Today at a client site, vCenter stopped responding. In the course of troubleshooting, I discovered that the C: drive of the SQL server housing the vCenter database had 1.59MB free. That was alleviated by cleaning up a 526MB system state backup from late 2007. Next, I found that the SQL DBA’s had set the SQL login for the vCenter db to expire. The VMware admins confirmed that they had requested a login with no account expiration and that the request had been approved through change control before the account was created. Of course, this is not the default setting, so care must be taken to confirm the config.
At the same site we also discovered that the VLAN tags for a single VLAN were left off of 22 physical ports… Simple typo in the console “1-2” rather than “1-24” that was showing up as intermittent inability for VM’s to get ip addresses via DHCP. Based on good documentation of the vSwitch configs and a good diagram and documentation of connections from the ESX hosts to the physical switch, we convinced the network admin to check and correct the switch config.

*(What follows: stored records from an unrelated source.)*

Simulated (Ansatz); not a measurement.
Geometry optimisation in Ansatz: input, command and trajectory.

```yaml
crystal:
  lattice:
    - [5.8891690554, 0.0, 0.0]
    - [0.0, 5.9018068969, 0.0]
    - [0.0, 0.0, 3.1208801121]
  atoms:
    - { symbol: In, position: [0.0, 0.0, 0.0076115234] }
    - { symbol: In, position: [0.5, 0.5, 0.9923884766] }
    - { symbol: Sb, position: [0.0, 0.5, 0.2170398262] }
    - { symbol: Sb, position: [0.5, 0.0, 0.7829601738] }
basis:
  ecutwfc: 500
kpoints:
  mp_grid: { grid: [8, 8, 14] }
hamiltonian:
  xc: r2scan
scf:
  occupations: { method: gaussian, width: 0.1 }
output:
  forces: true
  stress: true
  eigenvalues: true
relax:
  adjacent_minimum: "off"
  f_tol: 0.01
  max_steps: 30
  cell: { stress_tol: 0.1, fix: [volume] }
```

Thankfully, both errors were remedied quickly, but both could have been avoided with careful checking and better feedback. Virtualization crosses many disciplines and I routinely encounter resistance from the various admin groups at client sites who have become isolated from each other. At this site, the admin groups are starting to loosen up and cooperate better, and incidents like today’s are helping them to appreciate the need for coordination rather than insulation.